Farmers brace for high corn yields and lower prices

Friday, July 25, 2014
Edward Dement stands alongside a field of corn at Dement Farms on Wednesday in Scott County. (Laura Simon, SEMO News Service)

By Mark Blanton

SEMO News Service

SIKESTON -- Despite expecting a 10 percent increase in corn yields this growing season, Dan Jennings said decreased corn prices and other factors are cutting into profits.

"It's going to be really tough to make money this year," he said.

Jennings farms about 5,300 acres -- 1,800 of which are used for corn -- in the Sikeston, Missouri, area.

2014 could see diminished returns for Southeast Missouri corn farmers even as average temperatures and substantial amounts of rain fuel potentially high yields, experts are saying.

"The crop looks great," said Michael Aide, chairman of the department of agriculture at Southeast Missouri State University. "The acreage is good. Everybody is just waiting to see what prices the market will bring."

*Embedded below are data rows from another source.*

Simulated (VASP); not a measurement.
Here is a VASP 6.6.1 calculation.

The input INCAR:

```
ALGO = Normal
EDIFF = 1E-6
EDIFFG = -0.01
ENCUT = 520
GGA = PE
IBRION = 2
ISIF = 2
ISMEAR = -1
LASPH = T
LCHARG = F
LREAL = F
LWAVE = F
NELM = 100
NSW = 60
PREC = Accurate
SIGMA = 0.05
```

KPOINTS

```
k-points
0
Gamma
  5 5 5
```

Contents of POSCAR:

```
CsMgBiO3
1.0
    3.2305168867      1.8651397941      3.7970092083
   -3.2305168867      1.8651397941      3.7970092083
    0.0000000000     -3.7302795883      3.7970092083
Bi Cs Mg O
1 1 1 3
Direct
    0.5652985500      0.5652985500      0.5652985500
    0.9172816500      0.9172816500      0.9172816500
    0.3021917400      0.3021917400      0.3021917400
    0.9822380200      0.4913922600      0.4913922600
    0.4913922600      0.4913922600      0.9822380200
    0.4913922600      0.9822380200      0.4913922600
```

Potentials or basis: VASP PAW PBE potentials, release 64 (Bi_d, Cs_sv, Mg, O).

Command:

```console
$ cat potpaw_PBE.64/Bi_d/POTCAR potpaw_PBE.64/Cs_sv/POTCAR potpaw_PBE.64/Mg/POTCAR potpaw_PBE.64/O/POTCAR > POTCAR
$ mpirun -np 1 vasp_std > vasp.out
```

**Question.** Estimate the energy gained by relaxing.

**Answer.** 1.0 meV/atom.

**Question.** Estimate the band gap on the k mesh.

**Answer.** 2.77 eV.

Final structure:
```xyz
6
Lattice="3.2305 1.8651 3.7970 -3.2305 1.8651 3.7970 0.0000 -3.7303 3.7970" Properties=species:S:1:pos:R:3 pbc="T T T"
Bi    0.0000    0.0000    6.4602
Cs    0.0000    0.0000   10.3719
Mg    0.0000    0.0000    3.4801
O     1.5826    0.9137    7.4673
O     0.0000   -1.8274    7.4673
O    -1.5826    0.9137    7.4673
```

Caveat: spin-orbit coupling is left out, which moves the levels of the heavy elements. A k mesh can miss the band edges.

Edward Dement of Dement Farms in Sikeston said he has already presold some of his corn crop for the September harvest.

"It's going to be a very big corn yield year," he said.

Climate

Part of the added corn production may be explained by a large increase in rainfall. Rainfall patterns in the United States can be shifted by the El Nino weather system, which is an "anomalous warming of sea surface temperatures in the Pacific," said Bohumil Svoma, professor of atmospheric science at the University of Missouri.

From April to June, Southeast Missouri saw near average temperatures and about 20 inches of rain, which is 50 percent above average rainfall for that period, Svoma said.

For the next three months, there is an equal chance of temperatures and rainfall being above or below normal expected measures for Southeast Missouri, he added.

However, Svoma said he believes that Southeast Missouri will be average, but "leaning toward cooler and wetter." However, it is likely that rainfall "won't be as above normal as it is now," he said.

Prices and input costs

As of Monday, the Chicago Board of Trade listed corn at $3.72 per bushel, which is about a 32 percent decrease from the same time last year, according to CNN Money.

"We're looking at harvest prices that are going to be 60 percent of what they were a year ago," said Dave Danker, president of the agriculture division at Buchheit stores.

Jennings, the Sikeston farmer, said he plans to put about 40 percent of his corn crop into storage and has already sold the rest. After Jan. 1, corn prices are usually about 40 cents a bushel higher than they are around September at harvest time.

David Reinbott of the University of Missouri Scott County Extension in Benton said input costs this year are similar to last year.

Although nitrogen is slightly less expensive this year and other forms of fertilizer "might have been down a bit," that has been offset by rising seed prices, caused by increased demand from South America and China, Reinbott said.

Aide said that because of seed, fuel, scouting, land and fertilizer, many farmers have a cost close to the market value per bushel in producing their corn.

"Profit margins are going to be razor thin," Aide said. "We're getting half of what we got a bushel from two years ago."

Although yields in the Missouri Bootheel are usually favorable, "which will help compensate to a point," if current price trends continue, the region is probably looking at a "reduction in farm income," Aide said.

Shipping

Shipping also might prove to be difficult and expensive this season for area farmers. Danker said barge availability is an issue from recent floods disturbing barge distribution along the Mississippi River.

The barge market has adjusted accordingly, with sellers on the Ohio and Mississippi rivers increasing shipping rates by 15 percent to 75 percent as of mid-July and withdrawing quotes for late September through December.

The Bakken Shale deposit oil boom in North Dakota and Montana is causing railroad shipping issues that will affect Southeast Missouri farmers as well, Danker said.

"It's a freight location problem," Danker said. "The oil boys are tying up a big part of the rail freight. There's more demand for rail service than we've got trains and crews to make it happen."